From Crown Heights To The Congo – 3,000 Chabad-Lubavitch Women Gather To Make The World Better

Thousands of women at the annual International Chabad-Lubavitch Women’s Conference dinner at the New York State Armory in Williamsburg. (Photo credit: Shmuel Amit/Chabad.org)

WILLIAMSBURG — There are roughly 60 Chabad-Lubavitch synagogues in Brooklyn. A thriving retail corridor along Kingston Avenue hums with shoppers daily, just down the block from the movement’s international headquarters. But where do you get those services when you’re part of the religious organization and you live in China?

That and other service-related questions are what thousands of women leaders joined forces on last weekend during the annual Conference of Chabad-Lubavitch Emissaries. Now in its 28th year, the 5-day, annual event brings women from 50 states and 100 countries to Brooklyn from as far out as Beijing.

In mainland China, Dini Freundlich heads up a few Jewish-focused services in the Chaoyang District of Beijing. Only a few dozen Jews call the city their home, according to the 44-year-old. But for 30,000 Jewish tourists and nearly 2,000 transient residents studying, teaching or working abroad from 6 months to a year, the search for kosher food, a place of worship or religious instruction can be daunting. Freundlich and her family-run businesses that offer some of those services.

“We’re basically the one-stop Jewish address in China, she said of the 18-year-old business.

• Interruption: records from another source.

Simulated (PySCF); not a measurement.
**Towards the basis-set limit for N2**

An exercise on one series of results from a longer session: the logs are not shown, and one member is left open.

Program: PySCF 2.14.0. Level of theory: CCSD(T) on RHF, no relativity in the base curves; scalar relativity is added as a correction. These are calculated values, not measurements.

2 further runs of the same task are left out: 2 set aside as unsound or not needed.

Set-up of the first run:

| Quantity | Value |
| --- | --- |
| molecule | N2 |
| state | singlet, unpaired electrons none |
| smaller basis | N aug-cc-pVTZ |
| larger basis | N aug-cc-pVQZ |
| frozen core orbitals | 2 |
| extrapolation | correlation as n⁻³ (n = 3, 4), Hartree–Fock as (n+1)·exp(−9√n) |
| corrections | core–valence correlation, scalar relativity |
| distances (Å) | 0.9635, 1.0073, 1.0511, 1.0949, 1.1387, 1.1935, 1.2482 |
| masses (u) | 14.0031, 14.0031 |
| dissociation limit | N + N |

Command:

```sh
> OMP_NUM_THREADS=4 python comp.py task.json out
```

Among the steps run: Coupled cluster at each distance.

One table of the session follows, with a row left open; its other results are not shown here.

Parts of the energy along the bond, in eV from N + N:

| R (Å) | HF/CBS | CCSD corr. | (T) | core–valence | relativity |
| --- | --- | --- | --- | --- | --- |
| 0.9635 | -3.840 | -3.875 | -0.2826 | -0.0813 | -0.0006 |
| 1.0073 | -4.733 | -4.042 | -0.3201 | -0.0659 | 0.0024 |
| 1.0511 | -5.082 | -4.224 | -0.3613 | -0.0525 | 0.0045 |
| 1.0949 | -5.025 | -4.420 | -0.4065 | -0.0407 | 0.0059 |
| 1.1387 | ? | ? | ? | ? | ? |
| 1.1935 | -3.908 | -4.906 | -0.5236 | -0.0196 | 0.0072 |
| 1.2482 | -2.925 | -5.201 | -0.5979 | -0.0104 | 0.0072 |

Onlookers at the International Women’s Chabad-Lubavitch Women’s Emissary Conference at the New York State Armory(Photo credit: Shmuel Amit/Chabad.org)

This weekend Freundlich and other women leaders attended workshops throughout Brooklyn during the conference. There they exchanged ideas on how to serve Jews from Chicago to the Congo. Some seminars focused on mental health, from understanding troubled relationships to responding to tragedy or life changes.

The latter of which is the motivation of Chani Friedman’s food-related businesses in Israel. Friedman, 39, and her crew of 50 women make and deliver breakfast for mothers with newborns in her hometown Ashdod.

“You know after birth sometimes you wake up in the morning and all you want is a cup of coffee,” she said. Friedman also provides food delivery services to seniors in a program she equates to the states’ “Meals on Wheels” program.

But sisterhood seemed to drive most of the excitement for Friedman who has traveled to New York annually—except when she was pregnant—for the past 13 years. Like her, many attending the annual dinner at the New York State Armory in Williamsburg describe the 5-day event as “empowering.”

“When I come here it gives me a boost of energy for the whole year,” she said. “I get so inspired when I’m here.”

The international conference is a tribute to the late Rebbetzin Chaya Mushka Schneerson, wife of the revered leader of the Chabbad—Lubavitch Jewish movement based in Crown Heights— the Rebbe, Rabbi Menachem Mendel Schneerson. Referred to as a reserved woman, Schneerson, is known for her service especially for the careful watch over the first women’s Yeshiva, Machon Chana in Crown Heights. Since 1991, the conference of women leaders from all over has been paying homage to the late Rebbitzen (wife of a Jewish Rabbi), who spent her final years in Crown Heights, the headquarters of the Chabad-Lubavitch movement.

Esther Winners’ journey to the Williamsburg gathering was just a taxi-ride away. Co-founder of Chabad Neshama Center in Brighton Beach hasn’t missed a conference since its 1991 start. Winners, 62, started her outreach mission 35 years ago when Southern Brooklyn had very few resources for Lubavitchers. Now with 50,000 Jewish families in the area, the shlucha (woman emissary) provides education services from pre-school to adult learning among other community programs.

“It’s very inspirational to see the global amount of women that give up their life — they give up all their personal fun stuff — to reach out and do what the Lubavitch Rebbe wants all of us to accomplish to make the world a better place.”

Of the 4,700 women Lubavitch leaders throughout the world, 3,000 attended the 28th conference.